Tax breaks and subsidies dominate the headlines of economic development. Proponents regularly tout their successes. But the city of El Dorado recently found out that corporate welfare is not what it is cracked up to be.
The idle Therma-Flite plant and the lack of progress on the Union County Lumber Mill has left Mayor Frank Hash saying, "We hear all of these promises, and we end up with egg on our face."
While the intentions behind financial incentives may be good, the economics are not. Support for corporate welfare is often based on economic myths. In my forthcoming policy review from the Arkansas Center for Research in Economics, "Tax Breaks and Subsidies: Challenging the Arkansas Status Quo," I discuss and dismiss many of these myths.
Supporters argue that financial incentives spur economic activity. But evidence does not support this claim. In fact, 25 of 26 peer-reviewed academic studies performed since 1980 found that tax incentives had no clear positive impact on the local economy.
Handouts are not free. Corporate welfare requires tax hikes on those who do not receive financial incentives. For example, Clark County and Mississippi County have both increased sales taxes to finance economic development projects.
Furthermore, financial incentives are direct costs to the government's budget that reduce revenue for other functions. Issuing tax breaks and subsidies to firms that are going to expand or locate in Arkansas regardless of aid means that the state forgoes tax revenue that it would have otherwise received or sacrifices other potentially more productive uses of its tax dollars.
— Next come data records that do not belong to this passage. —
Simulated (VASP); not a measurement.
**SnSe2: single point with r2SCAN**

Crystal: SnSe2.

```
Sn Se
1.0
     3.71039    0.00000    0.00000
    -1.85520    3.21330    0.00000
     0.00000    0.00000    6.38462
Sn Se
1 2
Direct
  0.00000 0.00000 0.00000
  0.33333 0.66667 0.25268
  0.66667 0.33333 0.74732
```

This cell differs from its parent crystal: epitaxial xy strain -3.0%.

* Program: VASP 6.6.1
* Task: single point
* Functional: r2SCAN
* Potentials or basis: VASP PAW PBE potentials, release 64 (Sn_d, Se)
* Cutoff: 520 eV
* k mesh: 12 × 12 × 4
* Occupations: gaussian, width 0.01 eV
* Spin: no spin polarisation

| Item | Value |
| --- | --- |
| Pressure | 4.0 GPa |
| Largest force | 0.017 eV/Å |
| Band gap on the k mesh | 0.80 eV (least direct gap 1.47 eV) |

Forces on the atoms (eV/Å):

When incentives are not the deciding factor in where a firm chooses to locate or expand, they become merely a taxpayer-funded giveaway to politically favored firms.
Two examples clearly show that Arkansas is not immune to the costs of corporate welfare. A 2016 report in the Arkansas Democrat-Gazette revealed that both Bad Boy Mowers of Batesville and Alabama-based Peco Foods in Independence County would have expanded regardless of financial incentives. Arkansas clearly lost revenue by issuing this unnecessary corporate welfare.
How many other companies did not need the incentives they received?
Another false belief is that financial incentives allow government officials to "steer" the economy in a "better" direction. This argument assumes that a government bureaucrat is better at allocating resources than the market. But there is no omniscient wizard who knows exactly what kind of widgets need to be made, how many should be produced, where they need to be sold, and at what price. Rather, people have specific, local knowledge about a business or industry, and their potential to earn a profit motivates them to react to market signals.
Government officials lack this knowledge and this motivation, making them too far removed from market signals to behave in the same manner as incentivized individuals. Government interventions interfere with the market signals that coordinate activity in our economy.
Finally, financial incentives do not benefit taxpayers. Subsidies and tax breaks increase risk to taxpayers because they encourage bureaucrats and business people to engage in activities that they otherwise would not. Put more simply, people tend to take more risks when using someone else's money. Politicians are willing to provide incentives to riskier ventures because they are using taxpayer money, not their own paychecks.
This means that a failed project, such as Nordex in Jonesboro, does not lead to a loss for government officials, but for taxpayers. If people have good business ideas, private money will invest.
Allowing myths to dictate public policy puts Arkansas on a dangerous path. Issuing tax breaks and subsidies despite empirical evidence of their harms will not improve the state's economy.
Instead, the state should focus on reducing its regionally worst state and local tax burden and simplifying its complex and out-of-date tax code.
Changes such as lowering sales-tax rates by getting rid of special interest carve-outs, reducing the number of corporate tax brackets, and removing antiquated manufacturing taxes are not flashy headlines. But they are simple steps toward a faster growing Arkansas economy.
Jacob Bundrick is a policy analyst with the Arkansas Center for Research in Economics (ACRE) at the University of Central Arkansas. He is the author of "Tax Breaks and Subsidies: Challenging the Arkansas Status Quo."